Use proper BCP 47 language tags for Chinese #1

r12a · 2020-11-17T11:57:55Z

https://github.com/WICG/handwriting-recognition/blob/main/explainer.md

Languages are identified by IETF BCP 47 language tags (e.g. en, zh-CN). If there's no dedicated models for that language tag, the recognizer falls back to the macro language (zh-CN becomes zh).

zh-CN is presumably meant to indicate Simplified Chinese, which is also used in Singapore. That's why it is better to use zh-Hans as the language tag, rather than zh-CN (and zh-Hant, rather than zh-TW).

Please change the example.

wacky6 · 2020-11-26T06:13:35Z

I agree. zh-CN is not the technically correct way of unambiguously specifying a language, but its arguably more commonly used on the Web (Accept-Language, navigator.languages).

So I'd keep it in the example. In the meanwhile, I've created a PR to include script subtag in the example.

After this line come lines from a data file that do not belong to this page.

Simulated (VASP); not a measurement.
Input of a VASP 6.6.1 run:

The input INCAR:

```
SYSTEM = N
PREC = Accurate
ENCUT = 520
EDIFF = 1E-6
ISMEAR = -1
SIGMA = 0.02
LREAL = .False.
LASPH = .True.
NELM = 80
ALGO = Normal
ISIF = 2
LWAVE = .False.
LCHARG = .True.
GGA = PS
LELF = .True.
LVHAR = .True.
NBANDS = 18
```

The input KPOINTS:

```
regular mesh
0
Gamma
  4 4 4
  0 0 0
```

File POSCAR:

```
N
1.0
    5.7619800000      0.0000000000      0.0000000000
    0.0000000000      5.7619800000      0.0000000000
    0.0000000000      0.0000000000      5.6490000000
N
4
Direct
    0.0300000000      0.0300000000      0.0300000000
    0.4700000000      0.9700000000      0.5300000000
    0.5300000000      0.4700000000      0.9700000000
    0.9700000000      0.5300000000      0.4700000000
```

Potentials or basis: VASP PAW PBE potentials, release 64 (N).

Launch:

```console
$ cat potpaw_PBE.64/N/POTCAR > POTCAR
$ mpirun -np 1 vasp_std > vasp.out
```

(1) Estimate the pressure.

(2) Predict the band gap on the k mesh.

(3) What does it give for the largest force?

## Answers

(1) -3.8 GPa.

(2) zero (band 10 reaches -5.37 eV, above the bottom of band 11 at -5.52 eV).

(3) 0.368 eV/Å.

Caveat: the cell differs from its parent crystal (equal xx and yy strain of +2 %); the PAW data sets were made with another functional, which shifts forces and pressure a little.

See #8 (in conjunction with #2)

r12a · 2020-11-27T12:27:58Z

I think the time when it was commonly used on the Web as a way to refer to Simplified Chinese was many years ago. Nowadays zh-Hans works fine pretty well everywhere. And by using zh-CN prominently in your example you only promote the incorrect usage. So i still think you should change it. I can refer this issue to the i18n WG if you like.

I think it's fine to mention zh-CN as something that a user may type in, but which should be interpreted to mean zh-Hans, which you do in #8. But i think it should be framed to look like the recogniser is correcting incorrect input (which it is, since the actual script/orthography is very important for handwriting). I see an implication in the quoted text above (esp. because it doesn't even mention zh-Hans) that zh-CN is an appropriate way of referring to SC. It's really not. It's only appropriate if the language tag ignores script information and actually focuses on the region – which it may do, for example, when what's important is the spoken language (although that's problematic wrt zh too unless there's an implicit association of zh with cmn), or the locale (eg. for location services, legal reasons, etc.)

wacky6 · 2020-11-30T06:30:17Z

I woundn't say using "zh-CN" here is incorrect, given:

The attribute is language, not script. Language is a broad term. "zh-CN" basically means "Chinese used in Mainland China".
- In fact, simplified chinese, traditional chinese and latin alphabets are all used in Mainland China.
- Assuming we promote "zh-Hans", would "Hans" exclude characters from latin alphabet (from the recognizer), I'm not sure.
- We don't want the API to say "you need to unambiguously specify all the scripts". It's probably more confusing than just specifying the region.
The script can be determined by using some established rules (e.g. Unicode likely subtag). "zh-CN" gets interpreted to "zh-Hans-CN". Though this precise interpretation may be undesirable (see the point above).
- The recognizer may have to include more scripts (i.e. Latn + Hans / Hani).
From API ergonomic point of view, we don't want to give developers the impression that they need / should convert "zh-CN" to "zh-Hans" so they use the API correctly.
- I don't know of a simple way to get the script for any language tag in the browser. My feeling is developers will use "zh-CN" (even it's technically incorrect for a script), as long as it works (if the browser interprets reasonably).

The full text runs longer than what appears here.